Section 523(a)(2)(A) of the Bankruptcy Code allows a creditor to obtain a judgment denying its debtor a discharge of debts incurred by false pretenses or actual fraud. However, if the debt itself was not incurred by actual fraud, but the debtor subsequently transfers his assets with the intent prevent its creditors from obtaining payment, may the creditor still obtain a judgment denying the debtor’s discharge under § 523(a)(2)(A)? The United States Supreme Court answered that question in the affirmative in its recent decision in Husky International Electronics, Inc. v. Ritz, 2016 WL 2842452 (2016).
Chrysalis Manufacturing Corp. incurred a debt to Husky International arising from Chrysalis’s purchase from Husky of components used in electronic devices. Over a period of four years, Chrysalis incurred a debt to Husky totaling over $160,000. There was no contention that this debt was incurred as the result of false representations or actual fraud. However, during the latter part of this same period, Daniel Ritz, a director and owner of Chrysalis, caused Chrysalis to transfer virtually all its assets to other companies Ritz also controlled. Husky sued Ritz under a Texas statute which allows creditors to hold shareholders responsible for corporate debts under circumstances involving actual fraud. After Ritz filed a personal bankruptcy petition under chapter 7, Husky brought an adversary proceeding against him seeking denial of the dischargeability of its debt under § 523(a)(2)(A). The District Court concluded the Ritz was liable under the Texas statute but also concluded that the debt was not obtained by actual fraud could be discharged. The Fifth Circuit affirmed, agreeing the debt could be discharged since it was not incurred by actual fraud as required by § 523(a)(2)(A).
The Supreme Court reversed, holding the term “actual fraud” in § 523(a)(2)(A) “encompasses forms of fraud, like fraudulent conveyance schemes, that can be effected without a false representation.”
The Court commenced its analysis by first looking to the prior Bankruptcy Act, which prohibiting debtors from discharging debts obtained by false pretenses or false representations, but contained no provisions relating to situations which might constitute “actual fraud” but not fall within the meaning of false pretenses or false representations. Congress added the term “actual fraud” when it enacted the Bankruptcy Code in 1978. The addition of the words “actual fraud” were presumed by the Court to have “real and substantial effect.” The Court believed the words “actual fraud” were intended to mean something other than “false representation.” The Court then analyzed the historical meaning of the terms “actual fraud” and concluded the words have long included the type of fraudulent transfer scheme in which Ritz engaged. First, the Court noted the word “actual” has a simple meaning in the common law, and denotes any fraud that “involves moral turpitude or intentional wrong,” and stands in contrast to implied fraud or fraud in law. The Court stated “Thus, anything that counts as ‘fraud’ and is done with wrongful intent is ‘actual fraud.’”

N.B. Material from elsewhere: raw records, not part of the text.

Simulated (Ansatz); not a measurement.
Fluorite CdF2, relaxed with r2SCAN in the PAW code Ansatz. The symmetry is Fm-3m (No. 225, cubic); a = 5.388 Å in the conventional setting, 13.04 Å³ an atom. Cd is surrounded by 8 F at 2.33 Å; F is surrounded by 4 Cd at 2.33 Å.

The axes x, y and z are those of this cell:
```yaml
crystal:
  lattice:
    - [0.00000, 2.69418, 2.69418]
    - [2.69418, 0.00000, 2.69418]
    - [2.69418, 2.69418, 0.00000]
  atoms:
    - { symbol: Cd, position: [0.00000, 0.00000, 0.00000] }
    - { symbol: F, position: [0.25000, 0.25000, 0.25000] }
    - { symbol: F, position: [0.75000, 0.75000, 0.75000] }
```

The Court found analyzing the history of the word “fraud” to be more challenging, and although it “connotes deception or trickery generally,” was more difficult to precisely define. However, the Court noted the term “fraud” had long been used by courts to describe a debtor’s transfer of assets which impairs a creditor’s ability to collect a debt. The Court further noted that fraudulent conveyances at common law did not require a misrepresentation by a debtor to his creditor. The fraudulent conduct was not in inducing the creditor to extend credit but rather was in the act of concealment and hindrance. As a result, the Court determined the actual fraud need not be present at the inception of a credit transaction.